Top skills on show at Friendship Challenge
THE Friendship Challenge is more than just a martial arts event.
It's a character-building, life-changing experience that teaches people how to master themselves so they can overcome all of life's challenges.
By pitting fighters of equal standing against each other, bouts were evenly matched as mates and rivals faced off in the ninth annual Friendship Challenge on Saturday.
Competitors came out swinging, kicking, punching and grappling, showcasing a range of styles, including kickboxing, karate, judo, Brazilian jiu jitsu - heck, even kung fu found its way on the mat.
What if someone tapped out?
No dramas. Every competitor had their hands raised after the fight, which meant everyone was a winner on the day.

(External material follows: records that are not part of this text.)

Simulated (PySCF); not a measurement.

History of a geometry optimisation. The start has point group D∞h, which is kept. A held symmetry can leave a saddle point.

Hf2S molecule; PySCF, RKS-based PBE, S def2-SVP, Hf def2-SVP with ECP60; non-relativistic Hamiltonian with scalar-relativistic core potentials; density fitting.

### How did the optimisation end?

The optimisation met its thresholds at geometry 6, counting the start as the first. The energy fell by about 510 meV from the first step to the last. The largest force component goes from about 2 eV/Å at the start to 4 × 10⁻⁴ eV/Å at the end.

Integrated Martial Arts and Development Academy founder Michael Green said the emphasis of the day wasn't about winning or losing.
These fights were about overcoming your fears and doubts. A focus on the feeling of empowerment and being your own hero.
"It's about tapping into your inner-strength and courage," Green said.
"That's what life is about, really.
"Discovering what qualities can help assist them with everyday life experiences.
"That's the good thing about martial arts.
"It strengthens those kinds of qualities we call upon in life on a daily basis."
Twenty nine athletes, aged eight to 48, took part in this year's event at the Hervey Bay PCYC.
There spectators witnessed battles of aggression, heart and determination - athletic competition at its purest with all fighters involved keeping the spirit and integrity of the sport intact.
Green said he was impressed by the skills displayed on the day and the camaraderie between the participants.
"I was very impressed with everybody, but some of the youngest kids really shone with their determination," he said.
"They kind of surprised us with how much they have learnt and they were able to showcase all those skills and abilities throughout their journey so far."